Are you asking that your view blocks totally or view is waiting the "ETA" to complete the execution?
Did you receive any error?
Try using countdown parameter instead of eta.
In your case it's better because you don't need to manipulate dates.
Like this: suspend_nf.apply_async(countdown=response_data["heartBeatTimer"])
Let's see if your view will have some different behavior.
I have finally find a work around, since working on a small project, I don't really need Celery + rabbitmq a simple Threading does the job.
Task look like this :
def suspend_nf(pk, timer):
time.sleep(timer)
collection.update_one({'instanceId': str(pk)},
{'$set': {'nfStatus': 'SUSPENDED'}})
And calling inside the view like :
timer = int(response_data["heartBeatTimer"])
thread = threading.Thread(target=suspend_nf, args=(pk, timer), kwargs={})
thread.setDaemon(True)
thread.start()

Does celery task id change after redistribution

I have a Django model which has a column called celery_task_id. I am using RabbitMQ as the broker. There's a celery function called test_celery which takes a model object as parameter. Now I have the following lines of code which creates a celery task.
def create_celery_task():
celery_task_id = test_celery.apply_async((model_obj,), eta='Future Datetime Object')
model_obj.celery_task_id = celery_task_id
model_obj.save()
----
----
Now inside the celery function I am verifying if the task id is same as of the one stored in the DB or not.
#app.task
def test_celery(model_obj):
if model_obj.celery_task_id == test_celery.request.id:
## Do something
My problem is there are a lot of cases where I can see the task being received and succeeding in the log but not executing the code inside of if condition.
Is it possible that celery task id changes after redistribution. Or are there any other reasons.
One of the recommendations is not to pass Database/ORM objects into the Celery tasks because the may contain stale data. Try to rewrite the task as:
#app.task
def test_celery(model_obj_id):
model_obj = YourModel.objects.get(id=model_obj_id)
if model_obj:
if model_obj.celery_task_id == test_celery.request.id:
## Do something

Send a success signal when the group of tasks in celery is finished

So I have a basic configuration django 1.6 + celery 3.1. Say I have an example task:
#app.task
def add(x, y):
time.sleep(6)
return {'result':x + y}
And a function that groups and returns job id
def nested_add(x,y):
grouped_task = group(add.s(x,y) for i in range(0,2))
job = result_array.apply_async()
job.save()
return job.id
Now I want to perform some action when that group of tasks is finished but if I put the the app.task decorator to nested_add and try to catch the task_success then it wouldn't work properly. Any tips of what I should use?
There are actually several options. The most simplest is to use chord. Chord will wail until all sub-tasks are finished with some result and then return the overall result back. More could be found http://ask.github.io/celery/userguide/tasksets.html. Another simple approach is to leverage AsyncResult API collect() method. More could be found here: http://celery.readthedocs.org/en/latest/reference/celery.result.html.
Don't forget to configure your result backend. more could be found http://celery.readthedocs.org/en/latest/getting-started/first-steps-with-celery.html#keeping-results. If you are using RabbitMQ as a brocker then configure it as a result backend too.
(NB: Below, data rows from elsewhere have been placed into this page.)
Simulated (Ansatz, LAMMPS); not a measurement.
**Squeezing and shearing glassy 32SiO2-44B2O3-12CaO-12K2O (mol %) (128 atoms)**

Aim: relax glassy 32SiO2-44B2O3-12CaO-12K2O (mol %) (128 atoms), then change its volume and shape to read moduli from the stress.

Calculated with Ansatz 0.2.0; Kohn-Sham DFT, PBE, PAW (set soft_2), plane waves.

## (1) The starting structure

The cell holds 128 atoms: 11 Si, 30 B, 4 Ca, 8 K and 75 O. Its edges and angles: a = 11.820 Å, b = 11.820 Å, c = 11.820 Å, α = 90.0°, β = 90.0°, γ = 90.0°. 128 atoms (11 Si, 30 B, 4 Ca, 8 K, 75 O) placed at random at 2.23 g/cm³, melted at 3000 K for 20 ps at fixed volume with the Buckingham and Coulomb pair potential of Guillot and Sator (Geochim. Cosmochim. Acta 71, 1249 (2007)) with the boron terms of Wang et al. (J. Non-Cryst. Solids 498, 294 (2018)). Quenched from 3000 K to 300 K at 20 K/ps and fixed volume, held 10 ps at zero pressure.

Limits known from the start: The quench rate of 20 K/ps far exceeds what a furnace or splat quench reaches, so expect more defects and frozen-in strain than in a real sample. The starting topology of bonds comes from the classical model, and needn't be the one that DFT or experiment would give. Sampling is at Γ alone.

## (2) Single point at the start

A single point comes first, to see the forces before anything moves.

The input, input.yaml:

Celery: clean way of revoking the entire chain from within a task

My question is probably pretty basic but still I can't get a solution in the official doc. I have defined a Celery chain inside my Django application, performing a set of tasks dependent from eanch other:
chain( tasks.apply_fetching_decision.s(x, y),
tasks.retrieve_public_info.s(z, x, y),
tasks.public_adapter.s())()
Obviously the second and the third tasks need the output of the parent, that's why I used a chain.
Now the question: I need to programmatically revoke the 2nd and the 3rd tasks if a test condition in the 1st task fails. How to do it in a clean way? I know I can revoke the tasks of a chain from within the method where I have defined the chain (see thisquestion and this doc) but inside the first task I have no visibility of subsequent tasks nor of the chain itself.
Temporary solution
My current solution is to skip the computation inside the subsequent tasks based on result of the previous task:
#shared_task
def retrieve_public_info(result, x, y):
if not result:
return []
...
#shared_task
def public_adapter(result, z, x, y):
for r in result:
...
But this "workaround" has some flaw:
Adds unnecessary logic to each task (based on predecessor's result), compromising reuse
Still executes the subsequent tasks, with all the resulting overhead
I haven't played too much with passing references of the chain to tasks for fear of messing up things. I admit also I haven't tried Exception-throwing approach, because I think that the choice of not proceeding through the chain can be a functional (thus non exceptional) scenario...
Thanks for helping!
I think I found the answer to this issue: this seems the right way to proceed, indeed. I wonder why such common scenario is not documented anywhere, though.
For completeness I post the basic code snapshot:
#app.task(bind=True) # Note that we need bind=True for self to work
def task1(self, other_args):
#do_stuff
if end_chain:
self.request.callbacks[:] = []
....
Update
I implemented a more elegant way to cope with the issue and I want to share it with you. I am using a decorator called revoke_chain_authority, so that it can revoke automatically the chain without rewriting the code I previously described.
from functools import wraps
class RevokeChainRequested(Exception):
def __init__(self, return_value):
Exception.__init__(self, "")
# Now for your custom code...
self.return_value = return_value
def revoke_chain_authority(a_shared_task):
"""
#see: https://gist.github.com/bloudermilk/2173940
#param a_shared_task: a #shared_task(bind=True) celery function.
#return:
"""
#wraps(a_shared_task)
def inner(self, *args, **kwargs):
try:
return a_shared_task(self, *args, **kwargs)
except RevokeChainRequested, e:
# Drop subsequent tasks in chain (if not EAGER mode)
if self.request.callbacks:
self.request.callbacks[:] = []
return e.return_value
return inner
This decorator can be used on a shared task as follows:
#shared_task(bind=True)
#revoke_chain_authority
def apply_fetching_decision(self, latitude, longitude):
#...
if condition:
raise RevokeChainRequested(False)
Please note the use of #wraps. It is necessary to preserve the signature of the original function, otherwise this latter will be lost and celery will make a mess at calling the right wrapped task (e.g. it will call always the first registered function instead of the right one)
As of Celery 4.0, what I found to be working is to remove the remaining tasks from the current task instance's request using the statement:
self.request.chain = None
Let's say you have a chain of tasks a.s() | b.s() | c.s(). You can only access the self variable inside a task if you bind the task by passing bind=True as argument to the tasks' decorator.
#app.task(name='main.a', bind=True):
def a(self):
if something_happened:
self.request.chain = None
If something_happened is truthy, b and c wouldn't be executed.